The Kanab resident lives in a prime area to practice that profession: Kanab is next door to the Grand Staircase-Escalante National Monument, where 1.9 million acres of sandstone formations have produced an extravagance of fossils.
Nelson was among 62 people who last week tagged along with scientists from the Bureau of Land Management, which manages the park, on a two-day trip to see the latest dinosaur fossil find and a nearby archaeological site.
The site is strewn with artifacts, including grinding stones, hammers and other tools left by transient prehistoric American Indians. The items date from 7,000 years to just 200 years ago based on arrowheads found near the dinosaur find.
"I appreciate what the BLM is doing," said Nelson. "It's the only way people are able to see these things."
The latest fossil discovery is the skull of a parasaurolophus, a plant-eating creature standing 30 feet tall and weighing 6,000 pounds that roamed the area's subtropical jungle 75 million years ago when an inland sea running north and south divided much of North America.
The skull was found in the rich, 8,000-foot deep Kaiparowits formation, which has yielded 127 significant fossil specimens in the past decade.
BLM paleontologist Alan Titus said it is unknown if the skull represents a new species or is similar to seven other skulls unearthed in the Southwest in the past 30 years.

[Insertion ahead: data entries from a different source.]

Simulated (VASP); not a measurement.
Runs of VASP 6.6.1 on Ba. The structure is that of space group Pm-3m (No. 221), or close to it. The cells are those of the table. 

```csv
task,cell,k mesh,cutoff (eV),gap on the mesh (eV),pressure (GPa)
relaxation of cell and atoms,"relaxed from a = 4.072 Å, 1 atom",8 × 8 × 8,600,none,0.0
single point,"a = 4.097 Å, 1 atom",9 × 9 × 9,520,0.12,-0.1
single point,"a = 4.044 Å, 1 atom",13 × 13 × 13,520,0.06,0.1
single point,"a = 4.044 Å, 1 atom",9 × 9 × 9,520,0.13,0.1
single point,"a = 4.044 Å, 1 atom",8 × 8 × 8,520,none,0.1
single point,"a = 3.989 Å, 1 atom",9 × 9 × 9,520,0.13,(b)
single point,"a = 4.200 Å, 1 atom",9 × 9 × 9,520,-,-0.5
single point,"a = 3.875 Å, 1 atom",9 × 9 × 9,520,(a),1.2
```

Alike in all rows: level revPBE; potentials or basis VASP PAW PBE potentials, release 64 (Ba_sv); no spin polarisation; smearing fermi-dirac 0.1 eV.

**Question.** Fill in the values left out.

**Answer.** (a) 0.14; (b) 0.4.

Titus said the parasaurolophus is distinguished by a tubular appendage on the front of its face that extended above its head and was part of the creature's respiratory system. Scientists believe the male tube was more pronounced than the female's and could have been an evolutionary adaptation that figured in mating.
"It's all about sex," said Titus. "It's about looking good and showing off."
Titus said crews last week encased the fossil in plaster and moved it to the BLM's paleontology laboratory in Kanab. From there it will eventually be shipped to the Utah Museum of Natural History at the University of Utah for further study.
One plus of this particular discovery is that it was only 100 feet from a dirt road and won't require the helicopter often used to ferry out encased fossils.
Just a few other bone fragments believed to belong to the creature were found at the site, but Titus brought along some other fossils for visitors to see, including the fossilized skin of a Gryposaurus found earlier on the monument.
"This is just awesome," said 12-year-old Liam Higgins, who lives in London and took the tour while visiting relatives in Kanab.
"I love dinosaurs," said Kanab resident Victor Cooper. "I'm always telling the BLM to promote dinosaurs. People love them. They are interesting for adults, kids and families."
Cooper said many people in southern Utah don't understand that the mission of the BLM is scientific research on the monument and that such projects as tours to the fossil site are important to demonstrate there is no mystery surrounding that research.
"It's nice to go out and see and touch what is going on," said Cooper. "The [monument] is one of the few places in the world that provides such easy access to [fossils] without going to places like Mongolia and China. … This is right in our own huge backyard."
BLM spokesman Larry Crutchfield said there is no schedule for the public tours, which are only offered when a significant fossil is discovered at a site with relatively easy access and the fossil is about to be removed for study.
The parasaurolophus skull was discovered by Scott Richardson, a seasonal BLM employee who has shown a knack for finding significant fossils on the monument in the past several years.
One of his more important finds in the past year was the skull of a new species of tyrannosaurus. It was three million years older than the oldest previously known tyrannosaurus skull in North America.
Richardson, who when not searching for fossils, manages a ski resort in Flagstaff, Ariz., went on this week's tours and said he discovered the skull last November, two days before Thanksgiving.
He said he looks for formations that might provide exposed bones. "I was just walking around when I found this site."
Richardson said that since the monument was created in 1996 by President Bill Clinton, 50,000 acres have been surveyed for fossils and 2,500 sites documented, many with dinosaur bones.
Richardson is also responsible for noticing the archaeological artifacts scattered near one of his campsites.
Brian Storm, an archaeological technician for the BLM, said the site was dated by the types of arrowheads found there. At that time, he said, the desert area now vegetated with pinyon-juniper and sagebrush supported forests of ponderosa pines, stands of aspen, berry-producing bushes and game animals as large as elk.
He said such finds are not unusual in southern Utah and elsewhere in the region.
"Some say the entire Southwest is an archaeology site," he said.